Our favourite homeware brands from around the world


Our favourite homeware brands from around the world

A handpicked selection to bring some international flair to your home without having to rack-up the air miles

Ella Alexander

BY Ella Alexander8 December 2022

It is, as they say, gifting season. And whether that’s an excuse to treat yourself or spoil a significant other, we naturally prefer an international feel to our objets d’amour. So to round off the year we’ve sourced a collection of collectibles from some of our most beloved destinations.

Each outlet works with local artisans to ensure that you take home something you’ll treasure forever, without having to worry about baggage limits. From Italian ceramics to Kenyan baskets, these are the interior brands to bring a sense of wanderlust to your home.


Fashion insider Natalie Sytner was inspired by her Ligurian grandmother Bettina to launch her label Bettina Ceramica – a celebration of Italian ceramics, both traditional and contemporary. She travelled across the country from Sicily to Veneto to find the families who have been making these beautiful handcrafted objects for generations, curating a selection of wall hangings, tableware, lamp bases and candlesticks.

The Sicilian head and figurine vases, inspired by the island’s multicultural heritage, are real standouts, created and painted in Caltagirone, an epicentre of the ceramic world. [Shop]


Homeware brand Kalinko has noble goals – to support and nurture craft families who have been isolated from global markets for 60 years under military dictatorship. Founder Sophie Garner wants to connect the country’s artisans with international shoppers in order to preserve its craftmanship and traditions.

Burmese rattan is thought to be the best and most durable in the world thanks to the technique of the weavers, so expect plenty of it, from trays and placemats to lampshades and laundry baskets. Also on offer are tactile wooden bowls, handblown glassware made using recycled materials and colourful cushion covers woven in the north-west of Burma. [Shop]


New London-based label Arbala collaborates with Morocco‘s best artisans to create homewares that go beyond touristy souk souvenirs. Infusing the country’s creative traditions with a modern aesthetic, the collections offer unique objects to treasure without the chaos of a maze-like bazaar.

Highlights include bright colourblock vases made using recycled glass from Marrakech’s famous glass-makers, Beldi; beautiful, one-of-a-kind marbled tableware created by an artisan maker in the small village of Ourika; and the brand’s best-selling wicker stools – the perfect way of injecting a pop of vibrancy and texture to any room. [Shop]

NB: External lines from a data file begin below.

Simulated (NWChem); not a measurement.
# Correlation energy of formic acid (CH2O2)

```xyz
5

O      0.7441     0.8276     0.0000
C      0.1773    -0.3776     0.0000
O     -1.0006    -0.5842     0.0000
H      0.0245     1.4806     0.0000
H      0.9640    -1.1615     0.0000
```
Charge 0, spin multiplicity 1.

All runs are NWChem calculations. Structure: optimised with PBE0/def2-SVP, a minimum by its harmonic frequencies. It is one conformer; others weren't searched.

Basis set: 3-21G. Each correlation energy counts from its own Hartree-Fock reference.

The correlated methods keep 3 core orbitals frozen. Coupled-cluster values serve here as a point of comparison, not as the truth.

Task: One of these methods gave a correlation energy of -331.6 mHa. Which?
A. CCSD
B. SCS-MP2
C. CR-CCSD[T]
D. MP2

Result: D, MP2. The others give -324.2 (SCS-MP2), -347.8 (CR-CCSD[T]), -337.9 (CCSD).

If you love antiques, then Andria Mitsakos’ Greece-based interiors brand Anthologist is the perfect shopping destination. With a background as travel publicist and collector of beautiful objects, Mitsakos not only sources unique homeware items, but also works with local artisans to create bespoke pieces impossible to find elsewhere.

You’ll find hand-painted bowls in Mediterranean shades of sunshine, antique silk Suzani decorative pillow cases and rare, hand-loomed rugs that would look just as fitting in a frame as they would the centrepiece of a floor. There’s also a section dedicated entirely to folkloric items, each steeped in tradition, history and authenticity. [Shop]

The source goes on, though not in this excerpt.